These brothers were not terminally ill, nor in constant pain. They were deaf and going blind, which a Belgian doctor deemed sufficient reason to put an end to their impending misery.

Helen Keller, a blind and deaf inspiration, died some fifty years ago. Is her legacy now dying in Europe?
Wow. We have come a long, long way down since Helen Keller died some 50 years ago after became a deaf-and-blind author, activist, world-wide traveler and world-wide inspiration. I wonder what she would say about this turn of events. Because of Helen Keller and people like her, blind-deaf people such as these brothers can lead rewarding, fulfilling, productive, and God-honoring lives.

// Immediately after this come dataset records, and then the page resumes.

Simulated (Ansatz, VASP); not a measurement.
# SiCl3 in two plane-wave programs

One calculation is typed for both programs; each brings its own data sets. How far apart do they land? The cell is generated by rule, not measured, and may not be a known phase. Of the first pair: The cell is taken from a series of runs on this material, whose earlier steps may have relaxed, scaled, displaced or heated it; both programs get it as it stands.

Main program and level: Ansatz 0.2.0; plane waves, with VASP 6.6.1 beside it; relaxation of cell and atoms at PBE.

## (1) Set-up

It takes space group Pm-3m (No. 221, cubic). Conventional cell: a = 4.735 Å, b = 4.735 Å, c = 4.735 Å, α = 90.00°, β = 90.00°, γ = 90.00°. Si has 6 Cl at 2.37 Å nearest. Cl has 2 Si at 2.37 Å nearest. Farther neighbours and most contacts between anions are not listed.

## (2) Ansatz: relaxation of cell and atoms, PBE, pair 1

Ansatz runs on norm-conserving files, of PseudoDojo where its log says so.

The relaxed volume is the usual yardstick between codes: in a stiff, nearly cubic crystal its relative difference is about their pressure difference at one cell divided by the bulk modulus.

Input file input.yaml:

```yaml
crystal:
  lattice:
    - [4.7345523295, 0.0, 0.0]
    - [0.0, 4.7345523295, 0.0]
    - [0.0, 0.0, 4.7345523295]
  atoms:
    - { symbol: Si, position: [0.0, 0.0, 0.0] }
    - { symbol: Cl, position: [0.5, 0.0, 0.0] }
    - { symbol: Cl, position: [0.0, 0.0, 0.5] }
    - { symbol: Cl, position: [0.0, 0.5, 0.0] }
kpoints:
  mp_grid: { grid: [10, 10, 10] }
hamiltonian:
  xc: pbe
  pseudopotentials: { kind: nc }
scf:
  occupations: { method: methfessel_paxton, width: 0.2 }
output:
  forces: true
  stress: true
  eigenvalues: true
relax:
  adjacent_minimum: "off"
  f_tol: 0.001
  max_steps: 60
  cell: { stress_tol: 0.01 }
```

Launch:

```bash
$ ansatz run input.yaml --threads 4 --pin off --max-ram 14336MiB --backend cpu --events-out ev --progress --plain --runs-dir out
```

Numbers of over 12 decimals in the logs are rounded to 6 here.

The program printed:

What a tragedy! When a culture rejects God, that culture inevitably rejects the idea of people as God’s image-bearers. When God is rejected, He is not around to remind us that He looked at people and pronounced us “very good.” God is not around to remind us that He is making all things right. And He obviously can’t remind us that He has asked us – deaf and blind and sick and sinners all – to participate with Him in making all things right. When God isn’t around, these things happen. When we keep God in the picture we have an ever-present reminder that life, from it’s conception to God-appointed end, is invaluable and inviolable.
I hate to be a pessimist, but it seems like things are heading further downhill:
- A long-term prisoner took his life by euthanasia, rather than serve out his term.
- A right-to-die group launched a mobile euthanasia program aimed at helping to kill the people turned down by their doctors.
- Belgium’s ruling party put forth an amendment to extend euthanasia to children and Alzheimer’s sufferers
Since I hate to be a pessimist, I will say this: Thank God that the center of Christian faith has left Europe and North America! Thank God that His church is flourishing all over Latin America, Africa, and increasingly in Asia!
As he so often does, Philip Yancey says it best: “As I travel, I have observed a pattern, a strange historical phenomenon of God ‘moving’ geographically from the Middle East, to Europe, to North America to the developing world. My theory is this: God goes where he is wanted.” The great graphic below shows, God is increasingly wanted – and increasingly moving – in the Global South. The geographic center of world Christianity – which 100 years ago was still in Europe – has moved to Africa.
Philip Jenkins reminds us in his seminal work The Next Christendom, Christianity was Middle Eastern and African long before it became associated with European civilization: “Only after 1400 did Europe (and Europeanized North America) decisively become the Christian heartland. This account challenged the oddly prevalent view of Christianity as a white or Western ideology that was foisted on the rest of an unwilling globe.”